Shanghai Oil Futures Are Turning Into Asian Benchmark, Study Finds
Yang Jian
DATE:  Dec 17 2021
/ SOURCE:  Yicai
Shanghai Oil Futures Are Turning Into Asian Benchmark, Study Finds Shanghai Oil Futures Are Turning Into Asian Benchmark, Study Finds

(Yicai Global) Dec. 17 -- Crude oil futures traded on the Shanghai International Energy Exchange are emerging as the commodity’s pricing benchmark in Asia, according to research by a team at the University of Colorado.

Yang Jian, Research Director of J.P. Morgan Center for Commodities,  and his team based their conclusion on the daily frequency data of INE crude oil futures between March 26, 2018, when they began trading, and Dec. 31, 2020, he said in a speech made at Hunan University in China yesterday.

The team’s research showed that the dynamic price discovery performance of INE oil futures was significantly driven by economic fundamentals and trading characteristics, he said. As the world’s top oil importer, China's unique warehousing delivery mechanism through these futures helped improve price discovery over time, leading to confidence among traders.

Cross-border price discovery of commodity futures for spot prices in other countries is rare and has not yet been thoroughly examined. Conventional wisdom has it that poor warehousing delivery conditions can negatively affect the price discovery process. As there was no international delivery warehousing in other countries for INE oil futures during the sample period, that implies an obstacle for good price discovery performance, Yang said.

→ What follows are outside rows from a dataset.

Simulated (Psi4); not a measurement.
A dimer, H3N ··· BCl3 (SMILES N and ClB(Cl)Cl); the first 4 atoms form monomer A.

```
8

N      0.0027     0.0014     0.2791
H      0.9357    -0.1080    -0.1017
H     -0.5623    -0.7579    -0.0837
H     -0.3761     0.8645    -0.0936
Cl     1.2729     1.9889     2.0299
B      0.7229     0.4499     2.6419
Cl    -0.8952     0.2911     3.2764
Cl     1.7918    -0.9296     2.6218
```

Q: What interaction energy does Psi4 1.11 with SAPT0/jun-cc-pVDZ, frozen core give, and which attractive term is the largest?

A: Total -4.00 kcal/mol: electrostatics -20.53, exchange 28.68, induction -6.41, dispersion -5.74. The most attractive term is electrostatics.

The study found that there was a long-term link between INE futures prices and each of the original seven deliverable spot prices. Each of the deliverable spot prices and the INE futures prices reacted to each other over the long run, with both sets making almost equal adjustments to the long-run information. Looking at both short- and long-term information, INE futures prices on average can explain a quarter to a third of the price movements in each of the deliverable spot prices, which implies that INE pricing is an important source of information for pricing deliverable Asian crudes.

Yang’s team even found a similar good price discovery performance among INE futures for the UAE’s Murban crude oil, even before it was officially added as a deliverable grade at the INE this past June, he said.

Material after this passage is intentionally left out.